An Idris proof about `mod`

4
votes

I was trying to write a proof in Idris regarding the following subtraction-based mod operator:

mod : (x, y : Nat) -> Not (y = Z) -> Nat
mod x Z p = void (p Refl)
mod x (S k) _ = if lt x (S k) then x else helper x (minus x (S k)) (S k)
  where total
        helper : Nat -> Nat -> Nat -> Nat
        helper Z x y = x
        helper (S k) x y = if lt x y then x else helper k (minus x y) y

The theorem I wanted to prove is that the remainder as produced by "mod" above is always smaller than the divider. Namely,

mod_prop : (x, y : Nat) -> (p : Not (y=0))-> LT (mod x y p) y

I constructed a proof but was stuck by a final hole. My full code is pasted below

    mod : (x, y : Nat) -> Not (y = Z) -> Nat
    mod x Z p = void (p Refl)
    mod x (S k) _ = if lt x (S k) then x else helper x (minus x (S k)) (S k)
      where total
            helper : Nat -> Nat -> Nat -> Nat
            helper Z x y = x
            helper (S k) x y = if lt x y then x else helper k (minus x y) y
    
    lteZK : LTE Z k
    lteZK {k = Z} = LTEZero
    lteZK {k = (S k)} = let ih = lteZK {k=k} in
                        lteSuccRight {n=Z} {m=k} ih 
    
    lte2LTE_True : True = lte a b -> LTE a b
    lte2LTE_True {a = Z} prf = lteZK
    lte2LTE_True {a = (S _)} {b = Z} Refl impossible
    lte2LTE_True {a = (S k)} {b = (S j)} prf = 
      let ih = lte2LTE_True {a=k} {b=j} prf in LTESucc ih

    
    lte2LTE_False : False = lte a b -> GT a b
    lte2LTE_False {a = Z} Refl impossible
    lte2LTE_False {a = (S k)} {b = Z} prf = LTESucc lteZK
    lte2LTE_False {a = (S k)} {b = (S j)} prf = 
      let ih = lte2LTE_False {a=k} {b=j} prf in (LTESucc ih)
    
    total
    mod_prop : (x, y : Nat) -> (p : Not (y=0))-> LT (mod x y p) y
    mod_prop x Z p = void (p Refl)
    mod_prop x (S k) p with (lte x k) proof lxk
      mod_prop x (S k) p | True  = LTESucc (lte2LTE_True lxk)
      mod_prop Z (S k) p | False = LTESucc lteZK 
      mod_prop (S x) (S k) p | False with (lte (minus x k) k)  proof lxk'
        mod_prop (S x) (S k) p | False | True = LTESucc (lte2LTE_True lxk')
        mod_prop (S x) (S Z) p | False | False  = LTESucc ?hole

Once I run the type checker, the hole is described as follows:

- + Main.hole [P]
 `--          x : Nat
              p : (1 = 0) -> Void
            lxk : False = lte (S x) 0
           lxk' : False = lte (minus x 0) 0
     --------------------------------------------------------------------------
      Main.hole : LTE (Main.mod, helper (S x) 0 p x (minus (minus x 0) 1) 1) 0

I am not familiar with the syntax of Main.mod, helper (S x) 0 p x (minus (minus x 0) 1) 1 given in the idris-holes window. I guess (S x) 0 p are the three parameters of "mod" while (minus (minus x 0) 1) 1 are the three parameters of the local "helper" function of "mod"?
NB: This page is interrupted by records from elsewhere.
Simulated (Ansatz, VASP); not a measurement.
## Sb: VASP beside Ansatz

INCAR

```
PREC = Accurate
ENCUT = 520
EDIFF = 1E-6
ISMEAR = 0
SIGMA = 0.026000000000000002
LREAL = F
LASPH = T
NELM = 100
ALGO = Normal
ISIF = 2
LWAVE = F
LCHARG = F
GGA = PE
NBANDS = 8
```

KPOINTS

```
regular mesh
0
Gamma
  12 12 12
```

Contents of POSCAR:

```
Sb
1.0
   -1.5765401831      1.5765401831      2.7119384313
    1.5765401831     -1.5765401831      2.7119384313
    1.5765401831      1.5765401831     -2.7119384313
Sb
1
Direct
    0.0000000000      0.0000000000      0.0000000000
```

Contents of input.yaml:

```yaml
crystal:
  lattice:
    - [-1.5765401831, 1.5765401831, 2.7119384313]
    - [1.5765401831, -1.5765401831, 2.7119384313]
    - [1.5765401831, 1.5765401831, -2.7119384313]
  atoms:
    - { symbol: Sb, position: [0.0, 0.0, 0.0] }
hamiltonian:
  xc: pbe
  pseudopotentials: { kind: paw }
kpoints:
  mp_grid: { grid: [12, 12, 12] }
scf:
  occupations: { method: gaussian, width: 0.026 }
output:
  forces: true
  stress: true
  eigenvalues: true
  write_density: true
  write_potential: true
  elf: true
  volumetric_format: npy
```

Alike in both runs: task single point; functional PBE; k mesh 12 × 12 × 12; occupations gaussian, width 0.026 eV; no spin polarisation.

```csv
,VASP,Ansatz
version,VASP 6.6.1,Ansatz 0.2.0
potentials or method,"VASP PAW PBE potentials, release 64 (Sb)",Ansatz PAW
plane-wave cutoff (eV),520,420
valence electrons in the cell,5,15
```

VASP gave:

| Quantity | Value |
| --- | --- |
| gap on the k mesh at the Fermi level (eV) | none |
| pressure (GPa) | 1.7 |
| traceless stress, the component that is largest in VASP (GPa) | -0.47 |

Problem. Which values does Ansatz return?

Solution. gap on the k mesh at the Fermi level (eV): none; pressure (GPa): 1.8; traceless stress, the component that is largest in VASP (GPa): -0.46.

It seems that it's time to leverage an induction hypothesis. But how can I finish up the proof using induction?

1
idristheorem-proving

1 Answers

1
votes
(Main.mod, helper (S x) 0 p x (minus (minus x 0) 1) 1)

can be read as

  • Main.mod, helper - a qualified name for helper function, which is defined in the where clause of the mod function (Main is a module name);
  • Arguments of mod which are also passed to helper - (S x), 0 and p (see docs):

Any names which are visible in the outer scope are also visible in the where clause (unless they have been redefined, such as xs here). A name which appears only in the type will be in scope in the where clause if it is a parameter to one of the types, i.e. it is fixed across the entire structure.

  • Arguments of helper itself - x, (minus (minus x 0) 1) and 1.

Also below is another implementation of mod which uses Fin n type for the remainder in division by n. It turns out to be easier to reason about, since any value of Fin n is always less than n:

import Data.Fin

%default total


mod' : (x, y : Nat) -> {auto ok: GT y Z} -> Fin y
mod' Z (S _) = FZ
mod' (S x) (S y) with (strengthen $ mod' x (S y))
    | Left _ = FZ
    | Right rem = FS rem

mod : (x, y : Nat) -> {auto ok: GT y Z} -> Nat
mod x y = finToNat $ mod' x y

finLessThanBound : (f : Fin n) -> LT (finToNat f) n
finLessThanBound FZ = LTESucc LTEZero
finLessThanBound (FS f) = LTESucc (finLessThanBound f)

mod_prop : (x, y : Nat) -> {auto ok: GT y Z} -> LT (mod x y) y
mod_prop x y = finLessThanBound (mod' x y)

Here for convenience I used auto implicits for proofs that y > 0.